Sunday, September 6, 2009

The Power of Words: Humor & Prostitution v. Trafficking

Posted by: Sabrina, HWRC President (

Ah, les mots. Las palabras. WORD(s). Their etymologies clues to our culture, their use evidence of their power. There is no such thing as "just sayin'" (I'm looking at you, CNN). We all know how strong humor can be -- I remember someone asking the following at the Feminist Majority Foundation's National Young Women's Leadership conference:
How do you handle sexist humor?
Simple answer, really. In this case, fight fire with fire. Chris Brown joke?
1. Laugh along, and then finish with, "Oh, domestic violence! So funny. Abusive relationships do it to me every time!"
2. Pretend to wipe away tears.
3. Make sure everyone feels as uncomfortable as you just did.
4. Walk away.

Sarcasm is my favorite way of saying, "Bish plz."

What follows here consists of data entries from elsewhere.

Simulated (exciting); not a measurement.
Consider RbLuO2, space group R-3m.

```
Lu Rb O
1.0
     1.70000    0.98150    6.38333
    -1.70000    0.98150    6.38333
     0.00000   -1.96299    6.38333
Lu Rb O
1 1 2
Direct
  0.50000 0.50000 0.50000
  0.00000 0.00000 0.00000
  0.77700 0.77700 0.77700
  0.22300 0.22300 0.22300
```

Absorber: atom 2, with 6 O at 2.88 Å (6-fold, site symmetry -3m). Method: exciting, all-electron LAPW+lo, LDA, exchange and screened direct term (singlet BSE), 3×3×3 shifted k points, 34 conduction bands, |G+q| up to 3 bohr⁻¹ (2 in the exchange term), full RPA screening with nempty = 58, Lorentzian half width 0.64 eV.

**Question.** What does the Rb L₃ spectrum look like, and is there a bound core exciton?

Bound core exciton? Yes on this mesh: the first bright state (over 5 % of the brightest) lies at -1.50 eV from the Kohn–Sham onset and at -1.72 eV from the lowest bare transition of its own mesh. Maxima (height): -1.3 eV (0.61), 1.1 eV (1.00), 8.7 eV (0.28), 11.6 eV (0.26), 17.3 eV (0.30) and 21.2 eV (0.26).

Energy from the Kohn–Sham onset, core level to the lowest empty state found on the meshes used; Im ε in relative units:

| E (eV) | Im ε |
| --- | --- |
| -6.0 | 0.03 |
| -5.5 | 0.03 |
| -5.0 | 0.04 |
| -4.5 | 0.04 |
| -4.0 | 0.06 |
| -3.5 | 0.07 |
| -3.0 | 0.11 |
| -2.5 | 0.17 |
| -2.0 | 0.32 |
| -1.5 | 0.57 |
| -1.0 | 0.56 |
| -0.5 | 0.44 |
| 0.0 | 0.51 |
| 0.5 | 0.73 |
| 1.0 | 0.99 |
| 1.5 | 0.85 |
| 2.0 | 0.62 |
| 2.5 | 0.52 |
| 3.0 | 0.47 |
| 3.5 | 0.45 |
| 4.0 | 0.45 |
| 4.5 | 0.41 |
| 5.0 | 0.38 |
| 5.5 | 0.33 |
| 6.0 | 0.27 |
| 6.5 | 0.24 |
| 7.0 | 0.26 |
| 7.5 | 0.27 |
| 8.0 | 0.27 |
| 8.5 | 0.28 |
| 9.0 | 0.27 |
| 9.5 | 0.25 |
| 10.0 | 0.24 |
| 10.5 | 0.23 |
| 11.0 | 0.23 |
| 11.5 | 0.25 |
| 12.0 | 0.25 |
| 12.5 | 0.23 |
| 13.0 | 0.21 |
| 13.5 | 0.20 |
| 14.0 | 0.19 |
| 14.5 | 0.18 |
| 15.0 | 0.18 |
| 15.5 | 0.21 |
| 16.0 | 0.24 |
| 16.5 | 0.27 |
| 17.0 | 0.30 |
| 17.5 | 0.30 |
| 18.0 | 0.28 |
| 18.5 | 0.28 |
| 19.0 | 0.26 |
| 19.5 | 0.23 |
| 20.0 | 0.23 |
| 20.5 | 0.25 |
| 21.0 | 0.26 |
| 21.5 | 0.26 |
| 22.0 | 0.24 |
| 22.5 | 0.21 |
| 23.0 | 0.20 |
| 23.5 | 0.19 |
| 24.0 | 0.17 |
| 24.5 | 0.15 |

But what do you do when the words aren't humorous? Take it from a girl who's hoping to go to law school: Words are path-marks for a line of reasoning. You hear it all the time.
Liberals say: Health insurance reform, undocumented immigrants, pro-choice, anti-choice
Conservatives say: Obamacare, illigal immigrants, baby killers, pro-life
This is why the headlines for Fox and MSNBC vary so greatly: They are not neutral.

For these reasons I support GEMS and Transitions Global in calling out The Portland Mercury. Their front-page article (on the web, I do not know about their print edition) is entitled "Confessions of a Teenage Prostitute."

I do not believe that criminalizing prostitution has helped women in the past; in fact, I believe the opposite.

However -- forced prostitution and trafficking are different issues. The Portland Mercury article itself says,
"In many ways, Kendall's experience is typical of underage girls forced into prostitution. She had no control over her daily activities. She was afraid to leave for fear her pimp would track her and her family down. She was manipulated by a man who knew just how to charm her."
[emphasis mine]

Is this prostitution? Or is this coercion, kidnapping, and rape? How can a sixteen-year-old in Portland be a prostitute if she can't even consent to the sex she's being paid to have (the age of consent in Oregon is 18). She can't. And so I applaud GEMS and Transitions Global for having a good eye and a sharp mind.

1 comment:

  1. people like nothing more than vicarious titillation and that's what's so vile about some of this reporting. It's like the scene in little miss sunshine where the young girl's dance is seen as so scandalous because she is epitomising what the other girls are doing but dressing up in denial! I love that movie. Keep on the ball...keep making your voices heard and let's keep these issues well separated, as they should be.